China's worried enough about the information going out on the U.S.-based Chinese language site Boxun.com that it apparently took the trouble to knock the site offline, so now we're going to add Boxun to our list of sites worth reading about the Bo Xilai scandal. Thanks for the confirmation, China! Boxun, which has reported extensively on the Bo scandal, went dark for a few hours on Friday in a denial of service attack, which it says came from China's security services. The site now live on a new server.

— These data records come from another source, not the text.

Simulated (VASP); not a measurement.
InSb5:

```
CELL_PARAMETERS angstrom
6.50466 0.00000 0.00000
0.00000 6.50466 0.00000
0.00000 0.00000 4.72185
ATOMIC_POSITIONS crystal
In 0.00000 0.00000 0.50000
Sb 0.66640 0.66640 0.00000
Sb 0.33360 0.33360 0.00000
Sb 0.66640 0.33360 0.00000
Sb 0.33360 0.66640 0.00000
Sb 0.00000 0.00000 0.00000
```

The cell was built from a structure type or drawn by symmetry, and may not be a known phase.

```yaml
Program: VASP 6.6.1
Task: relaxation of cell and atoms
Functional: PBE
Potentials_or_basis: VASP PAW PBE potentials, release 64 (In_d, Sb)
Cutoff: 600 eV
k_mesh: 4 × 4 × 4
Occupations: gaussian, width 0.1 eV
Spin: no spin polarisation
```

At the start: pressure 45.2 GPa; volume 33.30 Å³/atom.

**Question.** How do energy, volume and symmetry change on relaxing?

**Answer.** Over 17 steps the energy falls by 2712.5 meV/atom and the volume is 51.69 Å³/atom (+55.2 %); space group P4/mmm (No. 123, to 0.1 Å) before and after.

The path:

The flurry of rumor and speculation from which reporters have to decipher news in the absence of official communication can be baffling, one China correspondent told The Atlantic Wire via telephone last week. There's a lot of information out there, much of it wrong, and almost none of it ever confirmed by Chinese officials. Reporters have to to go on what they can learn by people inside the power structure, and those sources can be cagey. Remember when people weren't totally clear about whether there was a coup in China, or when Reuters mentioned a fax it had sent to police to try to confirm something? A fax!
Now, we can't confirm for sure that the Chinese government knocked Boxun offline, but that's what Boxun says, and as The Associated Press points out, "foreign governments and companies often complain of cyber-attacks from China, although proving their origins and who the culprits are is rarely possible. Beijing denies that it uses hackers to attack web sites or steal secrets online."